The Client Assets Sourcebook (CASS) is the FCA Handbook sourcebook that safeguards money and assets a regulated firm holds on behalf of its clients. CASS is one of the FCA’s highest supervisory priorities because failures can leave clients unable to recover their money when a firm collapses, as the complex client money returns following major firm failures have demonstrated. The two central regimes are CASS 6, covering safe custody assets, and CASS 7, covering client money.

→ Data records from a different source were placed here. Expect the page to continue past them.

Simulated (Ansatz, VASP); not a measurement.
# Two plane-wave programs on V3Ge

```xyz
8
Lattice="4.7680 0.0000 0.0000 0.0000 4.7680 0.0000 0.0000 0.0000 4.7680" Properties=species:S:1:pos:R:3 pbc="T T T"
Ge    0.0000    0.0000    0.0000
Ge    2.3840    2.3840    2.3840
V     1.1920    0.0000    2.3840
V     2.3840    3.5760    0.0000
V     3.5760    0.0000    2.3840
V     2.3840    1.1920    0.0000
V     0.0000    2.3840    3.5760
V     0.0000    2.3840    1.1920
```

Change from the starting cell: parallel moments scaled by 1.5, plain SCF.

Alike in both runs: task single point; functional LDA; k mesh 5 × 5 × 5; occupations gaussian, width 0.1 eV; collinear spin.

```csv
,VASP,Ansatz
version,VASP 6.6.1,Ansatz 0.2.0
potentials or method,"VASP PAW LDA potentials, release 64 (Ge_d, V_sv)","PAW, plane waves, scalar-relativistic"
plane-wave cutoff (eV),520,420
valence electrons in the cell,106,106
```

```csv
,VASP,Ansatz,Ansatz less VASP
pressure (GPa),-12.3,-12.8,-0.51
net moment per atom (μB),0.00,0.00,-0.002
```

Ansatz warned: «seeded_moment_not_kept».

Segregation, reconciliation and the statutory trust
Under CASS 7, client money must be segregated from the firm’s own funds and held in designated client bank accounts with approved banks. The money is held on a statutory trust for the clients, so it falls outside the firm’s estate on insolvency and is distributed under the client money distribution rules in CASS 7A. Firms must reconcile their records frequently, performing internal client money reconciliations (commonly daily) and external reconciliations against bank statements, and correct any shortfall or excess promptly. CASS 6 imposes equivalent protections for custody assets, including the use of properly documented custodians and regular safe custody reconciliations.
Governance and oversight
CASS-relevant firms are categorised as large, medium or small according to the value of client money and assets held. Larger firms must allocate the CASS oversight function (SMF18 under SM&CR for enhanced firms) to a named individual responsible for CASS compliance and reporting, and typically commission an annual CASS assurance audit reported to the FCA.
Who it applies to
Any firm that holds or controls client money or safe custody assets, including investment managers, brokers, platforms and some insurance intermediaries, must comply with the CASS rules relevant to its permissions and the scale of assets it holds.